CASE NO: 64166/ 2015

In the matter between:-

ANDRIES J H ESTERHUIZEN APPLICANT

and

STAN RIO PIPE AND STEEL (PTY) LIMITED RESPONDENT

JUDGMENT

APPLICATION FOR LEAVE TO APPEAL DELIVERED ON 22 JULY 2016

VILAKAZI AJ:

[l ] In a judgment delivered on 29 January 201 6, I granted summary judgment in favour of the Respondent in the amount of R503 393.68 , interest at 9% per annum tempore morae on R503 393.68 until the full debt is extinguished and costs on the scale of attorney and own client.

[2] The Applicant has applied for leave to appeal against the whole of that judgment.

[3] The test in respect of applications for leave to appeal is well established. I am to consider, in determining this application, is there a reasonable prospect that another court would on appeal come to a different conclusion than that reached by this court.

[4] The position with regard to the assessment and determination of summary judgment application is well established. The test is whether the Defendant has set out in its opposing affidavit what is referred to as a bona fide defence. A bona fide defence entails more than the allegation of matter, which on its face would amount to a defence. It requires, in order for the bona tides requirement to be satisfied, the setting out of sufficient factual allegations to persuade the court that the defence raised, is raised not only in name, but in substance.

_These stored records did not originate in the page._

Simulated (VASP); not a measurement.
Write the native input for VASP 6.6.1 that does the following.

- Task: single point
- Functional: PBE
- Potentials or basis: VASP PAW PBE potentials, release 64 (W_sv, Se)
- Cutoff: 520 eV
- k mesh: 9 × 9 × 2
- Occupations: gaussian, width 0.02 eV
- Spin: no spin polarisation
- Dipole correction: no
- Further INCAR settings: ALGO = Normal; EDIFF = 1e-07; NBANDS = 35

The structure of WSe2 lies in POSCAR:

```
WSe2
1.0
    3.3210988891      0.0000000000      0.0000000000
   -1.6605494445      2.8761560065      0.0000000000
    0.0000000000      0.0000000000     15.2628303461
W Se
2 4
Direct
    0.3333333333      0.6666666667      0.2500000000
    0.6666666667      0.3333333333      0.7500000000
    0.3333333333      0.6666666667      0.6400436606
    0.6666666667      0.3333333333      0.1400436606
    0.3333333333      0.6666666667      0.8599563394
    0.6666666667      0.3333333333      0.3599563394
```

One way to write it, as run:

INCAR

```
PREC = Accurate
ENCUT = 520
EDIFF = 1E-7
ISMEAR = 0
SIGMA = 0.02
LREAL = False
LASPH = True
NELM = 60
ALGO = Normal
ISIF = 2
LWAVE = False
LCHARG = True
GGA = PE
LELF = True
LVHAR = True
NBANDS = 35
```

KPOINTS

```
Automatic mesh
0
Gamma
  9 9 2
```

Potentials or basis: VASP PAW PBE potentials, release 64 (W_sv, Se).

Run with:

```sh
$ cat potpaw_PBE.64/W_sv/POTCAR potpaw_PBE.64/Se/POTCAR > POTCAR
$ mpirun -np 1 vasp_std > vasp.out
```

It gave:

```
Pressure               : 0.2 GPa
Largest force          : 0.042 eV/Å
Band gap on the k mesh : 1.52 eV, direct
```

[5] The claim of the respondent against the applicant arises from a deed of suretyship in terms of which the applicant bound himself as surety and co- principal debtor in favour of the Respondent in respect of all the obligations of Nansu Staal (Pty) Ltd, the principal debtor, with registration number 1996/05360/07 with a credit limit of R5OO 000.00 arising from an agreement of sale and deed of suretyship entered into with the Respondent. The application for leave to appeal was premised upon 2 grounds, firstly;

[6] The applicant challenges the validity of the deed of suretyship and consequently the debt relied on by the respondent. Page 1 of the application for credit facilities and suretyship makes mention of Nansu Staal (Pty) Ltd and its registration number. The details of the principal debtor on page 2 are not inserted. On the very same page the terms and conditions of the agreement of sale and deed of suretyship was signed by a Mr AJ Esterhuizen in his capacity as director, surety and co-principal debtor on 6 May 2014. Clause 12 of the terms and conditions provides that the party who has appended their signature hereto on behalf of the purchaser binds himself as surety and co- principal debtor in solidum and in favour of the Respondent, the seller, in favour of all the obligations of the purchaser, past, present and future. The signatories hereto renounce the benefits of excussion and cession of action.

[7] The critical question here is whether the deed of surety is invalid in terms of section 6 of the General Law Amendment Act 50 of 1956 as the applicant seems to suggest.

[8] On the face of this document I am satisfied that it appears to be a valid deed of suretyship. The identity of the principal debtor is easily ascertainable and identifiable on page 1 of this agreement.

[9] The next determination is what capacity the Applicant signed in. Page 2 clearly illustrates that he signed in two capacities on behalf of the company, Nansu Staal, being the principal debtor and also as surety. Consequently his defence that the deed of suretyship is invalid is without merit and falls to be dismissed.

[ l0] The second ground of appeal is that the respondent has approved a business rescue plan of Nansu Staal (Pty) Limited, the principal debtor and consequently the obligations of the applicant in his capacity as surety is suspended.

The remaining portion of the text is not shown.